When Dick Wolf's original Law and Order didn't return for a 21st season, fans of the show were bereft. There's still plenty in the way of spin-offs -- Law and Order: L.A., anyone? -- and knock-offs, of course. But the heart of Law and Order lies in the screech of subways, sausage and falafel carts, all the din and clatter of street life.

Which is why Wolf took his show across the pond to London last year.

Law and Order: UK began its second season on BBC America this week. Like the original, it has stories ripped from the headlines and wisecracking cops in trench coats walking into the squad room and debating the minutiae of everyday life. But there are cultural differences: the barristers -- lawyers, to us ex-colonists -- still wear powdered wigs in the queen's courts. They don't talk directly to the jury, or not much; they're not allowed to pace dramatically before the bench as they make their case.

"There are certain little things about our system that are particular," actor Jamie Bamber tells NPR's Scott Simon. "We have to sort of celebrate them, because that's what makes our show worth doing, as opposed to airing reruns of the original."

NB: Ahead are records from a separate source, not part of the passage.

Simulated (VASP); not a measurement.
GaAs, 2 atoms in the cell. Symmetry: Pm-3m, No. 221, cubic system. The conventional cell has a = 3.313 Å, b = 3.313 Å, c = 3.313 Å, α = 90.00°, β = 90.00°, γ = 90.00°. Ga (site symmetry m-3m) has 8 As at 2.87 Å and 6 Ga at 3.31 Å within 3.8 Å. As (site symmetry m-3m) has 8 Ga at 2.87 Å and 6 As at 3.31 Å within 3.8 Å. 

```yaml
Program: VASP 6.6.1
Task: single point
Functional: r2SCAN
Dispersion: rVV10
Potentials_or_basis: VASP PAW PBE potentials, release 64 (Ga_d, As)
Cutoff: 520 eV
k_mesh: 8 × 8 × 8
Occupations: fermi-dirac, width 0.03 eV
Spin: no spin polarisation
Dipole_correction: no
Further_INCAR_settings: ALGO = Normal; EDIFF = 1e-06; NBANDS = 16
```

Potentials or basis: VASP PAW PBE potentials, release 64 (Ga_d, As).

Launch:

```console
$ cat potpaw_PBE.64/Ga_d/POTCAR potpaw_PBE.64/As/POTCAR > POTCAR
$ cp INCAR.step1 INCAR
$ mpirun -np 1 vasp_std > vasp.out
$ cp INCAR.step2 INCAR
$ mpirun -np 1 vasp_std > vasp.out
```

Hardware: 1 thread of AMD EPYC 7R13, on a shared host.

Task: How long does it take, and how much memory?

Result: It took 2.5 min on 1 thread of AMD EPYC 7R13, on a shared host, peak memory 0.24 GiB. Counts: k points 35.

Bamber plays Detective Sgt. Matt Devlin on the show, opposite former stand-up comedian and professional soccer player Bradley Walsh, who fills the role of Detective Sgt. Ronnie Brooks. Unlike Bamber, who spent significant time in the United States while starring in Battlestar Galactica, Walsh was unfamiliar with the Law and Order franchise before joining the cast.

"I didn't know the show -- I honestly didn't," Walsh says. "So there was nothing I could do but bring what I could to the table, and what the directors told me and how I worked alongside Jamie. So for me, it was very unfamiliar territory."

Walsh describes his veteran-cop character, in some ways the show's dramatic center, as "a wizened old mainstay. ... He's seen it all, done it all. He's come through alcoholism and two marriages."

Bamber, meanwhile, says his Matt Devlin "still believes in good and evil."

"He's been through some tough times, but he doesn't view himself as a victim," the actor says. "And therefore he doesn't really empathize with those who've suffered -- and that ... comes to bear in all the cases that we come across."

Bamber says those basic character differences are part of "why they're a good team." They have "mutually exclusive energies," he says. It's a contrast that recalls the partnership of Lennie Briscoe (Jerry Orbach) and Rey Curtis (Benjamin Bratt) on the original show.

"You don't want to obsess too much about what worked when someone else did it," Bamber says. "You want to come at it fresh -- although I'm sure we've inherited a lot of what Jerry Orbach and his partner did originally. We are indebted to them."

But whatever its debt to the original, Law and Order: UK is a show about its great city, as much as anything.

"We're really putting London front and center as the central character of the show," Bamber says. "There's barely a street left that we haven't done something in, in the West End of London."